Simplified IBM i Stack Bundling Ahead Of Subscription Pricing
May 16, 2022 Timothy Prickett Morgan
There are a bunch of things that were announced on May 3 by IBM ahead of the POWERUp 2022 conference coming later this month and well ahead of the launch of entry and midrange Power10 machines in July. One of them was IBM i 7.5, and the other was the Modernization Engine for Lifecycle Integration, otherwise known as Merlin, for transforming old RPG code into free format RPG code.
The third thing, which IBM has been talking around for a while and is getting more serious about is offering IBM i hardware and software on a subscription basis rather than having customers buy iron and buy perpetual licenses on software and paying maintenance on both.
We did a shorty on this based on information we got ahead of the May 3 announcements from a prebriefing with Alison Butterill, IBM i program offering manager, in anticipation of more details being made available.
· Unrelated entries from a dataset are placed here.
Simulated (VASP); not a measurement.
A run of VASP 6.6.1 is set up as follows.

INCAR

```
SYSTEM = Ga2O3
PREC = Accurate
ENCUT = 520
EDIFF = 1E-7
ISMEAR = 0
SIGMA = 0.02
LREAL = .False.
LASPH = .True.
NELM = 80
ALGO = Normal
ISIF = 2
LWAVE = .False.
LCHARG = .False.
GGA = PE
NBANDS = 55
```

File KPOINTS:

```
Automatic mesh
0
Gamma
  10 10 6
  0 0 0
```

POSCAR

Thus far, this hasn’t happened – we really want to know precisely what the pricing is on the subscription-based Power S914 and how it compares to buying a Power S914 and its software and paying support for both. But announcement letter 222-207 from May 3 lays out the situation now, saying that starting on June 28, the four-core Power S914 machine will be able to have an IBM i operating system license sold as a subscription on that machine, combining licensing and maintenance with subscription terns running annually for between one and five years with monthly subscription pricing. This will only be available at first for customers buying a new Power S914, which is odd considering the Power10 machines are right around the corner, but we strongly suspect IBM will offering similar IBM i pricing on Power S1014, Power S1022, Power S1024 entry machines and even the Power E1050 midrange machine. This announcement might be an indication that IBM may not create a single-core or four-core Power10 machine with an entry IBM i price point, but I wouldn’t read too much into it yet. We shall see.
IBM warns in this announcement that the Licensed Program Products – those dozens of add-on tools, many of which are free, that turn IBM i into a platform – are not yet given subscription pricing, but that this is coming. So is having subscription pricing for selected hardware so you can have cloud-like pricing in your on premises datacenter just like you could do with reserved instances on a cloud.
Here is the promise, and the general roadmap for this:
As you can see on the right hand side of this IBM i subscription roadmap, the plan is to eventually offer subscription pricing on the LPPs. But, says Butterill, IBM thought it would be best to consolidate down that LPP stack and bundle even more of them together so the pricing doesn’t get too hairy for people to deal with.
And so, IBM is doing just that:
The columns on the left of this chart are those that are separately priced these days, and significantly, font, application and database threading (SMP), high speed printing and fonts, HA subsystems, performance tools, and job scheduling are currently licensed separately and charged for separately. But in the future, after a pricing action that is expected later in May, the column on the right is all of the LPPs that will have a separate price tag above and beyond the IBM i license. Customers or their business partners will have to ask for the now-free software to be added to their machines – they are still separately orderable, not automagically installed
We have no idea what the base IBM i subscription will cost – we expect deeper price cuts the longer the term of the subscription, and all that IBM is saying now is that subscription term licensing, as this is being called, will have a “lower entry price than perpetual.”
What we wanted to know was the value of all of the LPPs that just had their price tags erased as part of the licensing simplification ahead of providing a subscription price alternative. (That is an important point, that IBM is not forcing customers to move away from buying hardware and software and then paying support. Big Blue is happy to do it old school as long as software is being supported, but it is adding subscriptions, too.)
“On the low end machines, the list prices of the LPPs that we are entitling with IBM i is about $50,000,” Butterill tells The Four Hundred. “On the high end machines, the list price of the products ranges is about $200,000. There are things that vary, like users, and so forth, but this is what I calculated.”
The effective discount of the LPP bundling will depend on what customers would have bought if it were not free, but it is probably a pretty decent pile of dough that customers will be saving. Which means it can be applied to a Power10 upgrade and maybe the use of the Merlin application modernization tool, too – and eventually, have all of the cost spread out over time instead of all coming home at the front end.
We have been asking for this for a long, long time. And we look forward, again, to see more details about how this will be done.